Friday, May 27, 2011
Playing with the Chicago Clarinet Ensemble
The concert should be a lot of fun. We are playing are Pursuits of Happiness a sextet by Eric Mandat, Hasty Fragments by Edward Yadzinski, Ruth, Rubric-Rational; Realisms-Relationals by Jeff Kowalkowski, Mendelssohn’s duo concerti for two clarinets, which will feature the Druckers, Molly on the Shore by Grainger, and Jupiter from the Planets by Holst. The Mandat, the Yadzinski, and the Kowalkowski are all premiers. I am playing on the Holst, the Grainger, and the Kowalkowski. It is a really fun selection of pieces.
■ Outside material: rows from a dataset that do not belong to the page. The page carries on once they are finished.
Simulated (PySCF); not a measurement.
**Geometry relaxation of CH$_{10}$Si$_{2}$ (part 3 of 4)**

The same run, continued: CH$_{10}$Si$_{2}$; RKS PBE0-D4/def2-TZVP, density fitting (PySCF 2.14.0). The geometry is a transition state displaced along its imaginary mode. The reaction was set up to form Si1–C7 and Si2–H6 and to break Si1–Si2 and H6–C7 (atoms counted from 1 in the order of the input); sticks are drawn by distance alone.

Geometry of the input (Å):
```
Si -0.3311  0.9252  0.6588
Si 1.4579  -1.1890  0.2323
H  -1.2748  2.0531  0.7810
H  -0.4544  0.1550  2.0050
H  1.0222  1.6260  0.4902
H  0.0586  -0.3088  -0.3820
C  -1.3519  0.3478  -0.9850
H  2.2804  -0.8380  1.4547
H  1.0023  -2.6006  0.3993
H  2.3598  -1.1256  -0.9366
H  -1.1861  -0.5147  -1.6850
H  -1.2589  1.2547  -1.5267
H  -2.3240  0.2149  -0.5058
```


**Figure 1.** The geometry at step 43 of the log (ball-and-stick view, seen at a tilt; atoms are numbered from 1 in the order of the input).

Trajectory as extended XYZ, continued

The Pursuits of Happiness is a sextet by Eric Mandat. Performing this piece are Mr. and Mrs. Drucker and Rose Sperazza on Bb clarinet, John Bruce Yeh playing Eb clarinet, his wife Teresa Reilly playing basset horn, and Mr. Tuttle on bass clarinet. There are three movements. The first one is fast and happy and features the Druckers. I especially like it when the Druckers play sweeping notes up and down the clarinets' range extremely quickly while the bass clarinet plays a very low and light harmony. There is one part in the first movement when no one plays except Mr. Drucker. I love this movement. The second movement is slow and intense. This movement seems to probe your mind and look into your deepest hidden feelings. It features Mr. Yeh and his wife very prominently. I can't wait to hear it again tonight.
Yesterday I got to sit on on the Druckers rehearsing the Mendelsson and the sextet. The Mendelssohn duo concerti are being played by the Drucker being accompanied by the clarinet ensemble. The Druckers are amazing! Just listening to Mr. Drucker warm-up before the rehearsal was cool. He played five arpeggios in the time it would take me to play one. It was really inspiring to watch him and his wife working with John Bruce Yeh. I loved every movement of the Mendelssohn concerti, but I especially liked the last movement of the second concerto, the polacca. It was amazing how they moved from register to register without any change in the color of their sound. I find this really hard to do. They moved beautifully though each register of the clarinet, each dynamic and the different styles of the compositions. I cannot wait to hear him perform tonight! May I'll even get up the courage to ask Rose to introduce me to the Druckers tonight. They are legendary clarinetists after all.
Molly on Shore is a quick light piece with a repetitive Irish theme. I am playing fourth clarinet in this song and so I get mostly the beat and the harmony under the melody. This is a great piece, because there is a counter-melody always going on at the same time as the melody. The theme is always consistent but the counter-melody changes and moves in interesting ways. This piece is really good for a clarinet choir because of the beautifully light, pure sound of a a clarinet. John Bruce Yeh is conducting both Molly on the Shore, Jupiter and the Mendelssohn.
Ruth, rubric-rational; realism-relationals is an exotic piece for clarinet choir and synthesizer by Jeff Kowalkowski. It changes time signatures constantly so you always have to be on your toes while performing it. It is a very otherworldly radiant composition. I especially like that there are a couple of duets in the middle of the piece for synthesizer and contrabass clarinet without accompaniment. This makes a really fun combination. I also like the way the composer has combined the Contrabass and Eb clarinets -- not a common pairing! The stark differences in the range of these two instruments create an odd but strangely ethereal effect. At many places in the piece everyone is playing similar parts but not at the same time. That made it very difficult for me to play it yesterday at the rehearsal because I was the only second Bb clarinet there. I think it is an outstanding work.
I love how the Chicago Clarinet Ensemble can sound so much like a full orchestra, especially in a piece like Jupiter, the Bringer of Jollity from the Planets. Jupiter is a grand and festive piece. I am playing second clarinet on Jupiter and I get a lot of melody which is exciting. The piece is extremely light and carefree for much of it. During a slower section, the clarinets imitate the low strings and brass very well, who play this part in the original version. I love the ending where the clarinets are like a torrent, flying up and down arpeggios. Jupiter has a great ending with a restatement of the original theme in a fast tempo which keeps crescendoing until the last note.